Oh wow, I am so sorry for you 🙁

I would… tell him that you love him, want him to stay here with your family even with out a job, or a crappy job. Your family would be together that way. But if he really wants this job that you will support him in that. Wishing you luck for whatever is best for you guys! keep us updated..

Post # 14
Member
8738 posts
Bumble Beekeeper
  • Wedding: September 2011

@lola2011: That’s why I’m asking all these questions.

From the answer so far it seems like the only plus of this job is money right now. Since there’s no future work in the US that comes out of it and it doesn’t seem like a “career building” opportunity it might not be the best option for OP and her family.

Post # 15
Member
6998 posts
Busy Beekeeper
  • Wedding: February 2011

A year will go by more quickly that you would think and you can talk by skype every night! i talk to my brother serving in afghanistan once a week and he talks to his girlfirend almost every night. its pretty amazing actually when you think people could only communicate by mail and people would go weeks and weeks not hearing from their loved ones. Im pretty floored by it, im like “you are halfway across the world at war and i can see your face on my iphone” the future is now.

Kuwait, though not the safest place, is far from being as dangerous as other locations – a lot of our military end up there first before being deployed to their bases in iraq or afghanistan.

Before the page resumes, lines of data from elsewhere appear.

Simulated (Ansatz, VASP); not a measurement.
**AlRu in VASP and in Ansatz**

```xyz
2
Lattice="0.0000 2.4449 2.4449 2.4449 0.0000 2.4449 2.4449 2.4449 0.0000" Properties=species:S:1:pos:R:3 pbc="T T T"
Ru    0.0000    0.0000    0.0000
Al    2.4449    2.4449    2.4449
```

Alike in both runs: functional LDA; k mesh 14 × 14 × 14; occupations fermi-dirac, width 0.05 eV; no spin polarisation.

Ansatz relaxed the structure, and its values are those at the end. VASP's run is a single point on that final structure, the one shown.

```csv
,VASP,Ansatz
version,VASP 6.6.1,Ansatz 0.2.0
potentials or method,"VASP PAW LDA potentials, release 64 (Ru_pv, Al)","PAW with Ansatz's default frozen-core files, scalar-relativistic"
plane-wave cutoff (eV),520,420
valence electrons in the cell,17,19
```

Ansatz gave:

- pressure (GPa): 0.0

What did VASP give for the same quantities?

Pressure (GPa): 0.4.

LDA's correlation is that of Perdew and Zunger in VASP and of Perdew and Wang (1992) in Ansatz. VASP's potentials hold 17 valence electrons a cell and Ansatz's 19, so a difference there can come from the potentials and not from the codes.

its a hard decision to make but if it benefits everyone involved it shouldnt be such a hard choice – i would be completely devestated if my husband had to leave me for a year but Military wives do it all the time – hats off to them right?! but if HE wanted to and it helped your family i feel you have no choice but to support him.

 

Post # 16
Member
8738 posts
Bumble Beekeeper
  • Wedding: September 2011

@missbubbles: Ok, then I would say this doesn’t sound like a “life changing” opportunity (other than the fact that it would keep you apart for a year). If it would spawn some large career growth in the US, then it might be worth it, but it sounds like it is a band aid that will be gone after one year and could put a lot of strain on your relationship.